Coverage scores structural deck health on a 0-4 scale.

  • 0: missing
  • 1: weak
  • 2: adequate
  • 3: strong
  • 4: excellent

Dimensions:

  • Access
  • Conversion
  • Protection
  • Answer density
  • Recovery

Each score should be read with its confidence, explanation, and evidence.

Simulation metrics

Simulation metrics are rates from sampled hands and turn horizons.

Examples:

  • starter access rate
  • playable hand rate
  • dead hand rate
  • starter plus extender rate
  • engine online rate
  • interaction access rate

Simulation is empirical. Coverage is structural. A good analysis view uses both.

Structural risks

Risks are warning flags such as brick risk, single point of failure, normal summon dependence, or low follow-up.

Risks are intentionally separate from coverage scores because they often describe specific failure modes.

Readiness status

Readiness is not a deck quality score. It is an inventory answer.

It compares:

  • required copies
  • owned copies
  • available copies
  • missing copies
  • blocked decks

A ready deck can still be analytically weak. A strong deck can still be impossible to build from current inventory.

Acquisition priority

Acquisition priority ranks purchases by unlock value, scarcity, and estimated cost.

The current planning model uses:

  • blocked target decks
  • total missing copies
  • currently available copies
  • estimated total price
  • price confidence

Cards that unlock several decks or remove scarce bottlenecks rank higher, especially when the estimated cost is low.

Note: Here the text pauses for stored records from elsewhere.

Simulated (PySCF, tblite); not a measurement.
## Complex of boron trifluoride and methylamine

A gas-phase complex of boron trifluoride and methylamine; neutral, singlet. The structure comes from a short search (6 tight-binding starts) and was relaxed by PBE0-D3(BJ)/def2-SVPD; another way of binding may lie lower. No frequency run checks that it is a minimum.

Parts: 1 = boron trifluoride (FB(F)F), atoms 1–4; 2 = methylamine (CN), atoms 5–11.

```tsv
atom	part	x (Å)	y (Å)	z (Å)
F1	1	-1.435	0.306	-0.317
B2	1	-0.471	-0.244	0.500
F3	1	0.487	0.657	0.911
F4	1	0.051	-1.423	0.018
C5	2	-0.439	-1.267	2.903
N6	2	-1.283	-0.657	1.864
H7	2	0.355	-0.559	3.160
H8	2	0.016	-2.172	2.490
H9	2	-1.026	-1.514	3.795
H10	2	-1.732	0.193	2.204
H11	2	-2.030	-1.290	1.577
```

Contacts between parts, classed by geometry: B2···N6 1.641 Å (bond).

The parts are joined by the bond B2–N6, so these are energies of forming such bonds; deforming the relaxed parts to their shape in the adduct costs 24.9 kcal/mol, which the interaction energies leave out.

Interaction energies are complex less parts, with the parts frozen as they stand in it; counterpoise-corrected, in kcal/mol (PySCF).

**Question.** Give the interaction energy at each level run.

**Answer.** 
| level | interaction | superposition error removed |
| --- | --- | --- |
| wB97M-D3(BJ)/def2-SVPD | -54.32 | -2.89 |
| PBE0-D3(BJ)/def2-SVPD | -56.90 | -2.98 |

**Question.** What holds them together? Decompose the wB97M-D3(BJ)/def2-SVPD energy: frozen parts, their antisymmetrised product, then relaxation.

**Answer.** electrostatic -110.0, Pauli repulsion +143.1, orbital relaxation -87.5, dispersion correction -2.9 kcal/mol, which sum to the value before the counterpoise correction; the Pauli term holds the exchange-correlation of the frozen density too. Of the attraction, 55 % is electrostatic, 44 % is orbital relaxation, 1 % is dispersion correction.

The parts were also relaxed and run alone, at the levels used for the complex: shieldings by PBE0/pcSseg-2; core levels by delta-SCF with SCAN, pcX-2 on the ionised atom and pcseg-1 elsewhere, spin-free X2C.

Interpreting scores responsibly

Use scores to decide what to inspect next.

Do not use them as:

  • a guarantee that a deck is competitive
  • a replacement for format knowledge
  • a replacement for testing
  • a universal comparison across unrelated deck styles

The best use of Pegasus scoring is directional: find the weak point, test a change, compare the version, and check whether readiness or acquisition got worse.